ETHICOMP 2018 presentation in Sopot, Poland

I presented a paper titled ‘Hate speech recognition AI – a new method for censorship?’ (Heimo, Naskali & Kimppa 2018) at Ethicomp 2018 this Monday. The paper looks at the problems of modern governmental censorship using AI. In it we argue that there is no major ethical theory in which the censorship itself is justified, and that the use of AI in censoring hate speech is an immoral act in itself.

Hate speech is wrong, but censoring hate speech might be worse…

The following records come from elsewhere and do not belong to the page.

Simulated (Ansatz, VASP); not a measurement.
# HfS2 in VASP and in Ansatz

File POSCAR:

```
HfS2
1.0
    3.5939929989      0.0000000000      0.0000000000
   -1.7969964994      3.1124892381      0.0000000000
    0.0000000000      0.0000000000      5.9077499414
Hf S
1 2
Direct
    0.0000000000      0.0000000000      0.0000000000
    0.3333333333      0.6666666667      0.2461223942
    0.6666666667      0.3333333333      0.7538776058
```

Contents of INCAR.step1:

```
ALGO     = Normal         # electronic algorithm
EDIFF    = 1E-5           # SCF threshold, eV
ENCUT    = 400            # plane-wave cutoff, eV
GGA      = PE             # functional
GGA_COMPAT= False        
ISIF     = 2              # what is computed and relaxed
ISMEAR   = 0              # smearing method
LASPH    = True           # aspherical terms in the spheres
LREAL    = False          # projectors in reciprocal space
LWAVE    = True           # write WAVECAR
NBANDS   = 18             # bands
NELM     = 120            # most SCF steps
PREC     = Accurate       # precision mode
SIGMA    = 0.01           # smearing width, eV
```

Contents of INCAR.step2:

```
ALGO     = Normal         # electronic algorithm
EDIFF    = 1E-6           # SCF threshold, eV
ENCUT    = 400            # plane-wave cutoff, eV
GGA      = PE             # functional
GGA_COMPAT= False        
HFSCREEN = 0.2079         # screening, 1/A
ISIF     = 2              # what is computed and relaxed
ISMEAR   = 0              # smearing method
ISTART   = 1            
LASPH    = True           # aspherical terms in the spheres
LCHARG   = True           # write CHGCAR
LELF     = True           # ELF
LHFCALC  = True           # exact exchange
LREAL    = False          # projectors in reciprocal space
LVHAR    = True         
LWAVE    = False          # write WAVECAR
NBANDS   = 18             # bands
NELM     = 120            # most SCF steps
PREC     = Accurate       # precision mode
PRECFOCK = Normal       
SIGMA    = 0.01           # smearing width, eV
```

The main problem with hate speech censorship is that there is no generally agreed-upon definition of hate speech, and the definitions we have are mainly subjective. Not knowing where the lines for possible prosecution are creates a chilling effect, where people start to censor themselves on difficult or heated topics, in fear of retribution. This problem is exasperated in the case of AI, where the rules for tagging a content hate speech are always completely opaque.

…especially with AI

The logic of AI is trained with example cases, but there are no logic rules that could be exctracted from the ‘brain’ of an AI. So there is no way to tell why a particular text was censored, except that to the trained AI it looked similar enough to previously censored content. Moreover, the party who controls the training material ultimately controls what gets censored and what does not. Possible human oversight would focus on flagged content, so the system will learn to lean towards their views, easily allowing for false negatives.

Implementing opaque governmental systems for AI-based censorship introduces a solid foundation for more questionable uses of such censorship tools by future rulers. This is a slippery slope we want to avoid. As such, AI is a particularly bad tool to use for hate speech censorship.